She almost laughs, then offers, “Because I don’t come out and say, ‘I’m a feminist,’ people think I’m an anti-feminist. I am the poster girl for feminism. Everything about me says, ‘This is what it is.’”
From that moment in 1976 when the expatriated Hynde returned to America via import single – a wide-open, resolute take on The Kinks’ “Stop Your Sobbing” – the woman with the kohl liner and bangs in her eyes has been as rock ’n’ roll as Keith Richards and as feminine as Stevie Nicks. That tough girl bravado held up, making Hynde an authentic rock voice that transcended gender without relinquishing her truth as a woman.
“That aspect of tough yet vulnerable is what drew me to her,” admits Lucinda Williams, whose Good Souls Better Angels is equally straight-up rock. “Black leather and lace. Girl keeping up with the boys. I recognized myself in Chrissie when I first heard her. It just took me a while to catch up musically.”
With Hate for Sale, all those truths are on full display. For the first time in a dozen years, Hynde recorded with her road band. The energy bristles; the playing’s exact, ferocious. At a time when programming and hip-hop dominate, the immediacy to what’s been created reminds listeners why that charge from great rock ’n’ roll is so narcotic.
“Not that many people are making actual rock records,” she concedes. “I mean, I keep doing the same thing, over and over. I’ve heard people say, ‘It’s proper rock,’ or ‘old school.’ Whatever. This sort of ‘old maid in the studio,’ because it doesn’t speak to everyone.

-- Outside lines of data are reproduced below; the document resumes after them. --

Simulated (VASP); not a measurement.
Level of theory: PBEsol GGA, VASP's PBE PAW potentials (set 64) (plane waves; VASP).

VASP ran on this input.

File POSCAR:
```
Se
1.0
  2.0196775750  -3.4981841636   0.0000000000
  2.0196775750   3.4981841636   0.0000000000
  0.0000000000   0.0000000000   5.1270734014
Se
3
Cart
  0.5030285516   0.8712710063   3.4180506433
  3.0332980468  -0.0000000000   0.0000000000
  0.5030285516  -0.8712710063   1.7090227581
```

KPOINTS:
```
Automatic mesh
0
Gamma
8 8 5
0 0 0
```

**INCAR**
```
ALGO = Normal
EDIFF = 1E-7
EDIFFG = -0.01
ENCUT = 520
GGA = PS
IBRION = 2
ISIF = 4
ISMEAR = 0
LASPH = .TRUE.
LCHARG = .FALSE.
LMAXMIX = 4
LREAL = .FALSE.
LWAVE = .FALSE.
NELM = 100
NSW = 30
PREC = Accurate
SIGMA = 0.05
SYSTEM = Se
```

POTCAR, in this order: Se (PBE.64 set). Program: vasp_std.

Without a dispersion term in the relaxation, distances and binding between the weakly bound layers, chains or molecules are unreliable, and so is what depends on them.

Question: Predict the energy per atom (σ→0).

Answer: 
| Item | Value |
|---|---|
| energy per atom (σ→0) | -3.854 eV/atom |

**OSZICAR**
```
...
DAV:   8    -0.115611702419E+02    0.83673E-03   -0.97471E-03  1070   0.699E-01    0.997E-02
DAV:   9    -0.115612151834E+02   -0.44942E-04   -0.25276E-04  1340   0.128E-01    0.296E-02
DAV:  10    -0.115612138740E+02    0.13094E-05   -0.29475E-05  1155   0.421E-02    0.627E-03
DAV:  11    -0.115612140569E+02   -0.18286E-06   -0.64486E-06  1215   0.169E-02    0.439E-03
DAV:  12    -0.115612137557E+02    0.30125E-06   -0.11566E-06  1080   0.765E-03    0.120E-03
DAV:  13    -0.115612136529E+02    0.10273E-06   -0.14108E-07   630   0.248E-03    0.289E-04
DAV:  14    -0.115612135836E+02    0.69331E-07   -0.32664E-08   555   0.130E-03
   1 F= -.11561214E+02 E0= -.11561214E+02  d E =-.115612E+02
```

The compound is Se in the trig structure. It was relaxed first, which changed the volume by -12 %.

“I’ve been wanting to do an album with this band … we’ve been on tour for 12 years, and the four of us together, we’ve been longing to do this the whole time but didn’t for logistical reasons.
“Martin (Chambers) is so recognizable, so powerful, and we’ve been playing together almost 50 years. James Walbourne is really off the scale, a guitar hero who’s just untouchable. And Nick (Wilkinson) has that thing. You can hear everyone at the height of their powers.”
Certainly working with Dan Auerbach — and his cast of rockers — on Alone created that Akron-smelted grittiness. But nothing beats a road-forged band hitting on all cylinders. As the conversation circles the various tracks, the desired outcomes, Hynde utters the most stunning words a musician can say.
“On this album, I wouldn’t change anything …”
Never missing a beat, she enthuses, “I love ‘Turf Accountant Daddy’ because it has a very ‘Top of the Pops,’ this British television show, feel. I loved going for that Lou Rawls proper R&B thing on ‘You Can’t Hurt A Fool.’ The song ‘Lightning Man’ was for a mate of mine who died, and I really wanted to commemorate him; I pretty much haven’t done a reggae song since the first album — and it fit.”
Sanguine, never sentimental, she writes terse songs, but never at the expense of the notion of “fun.” While the title track calls out avaricious greed jockeys who place pleasure and plastic aesthetics over the common good and “Junkie Walk” paints a picture of addiction, she eschews moralizing and allowing truth to puncture the thrust.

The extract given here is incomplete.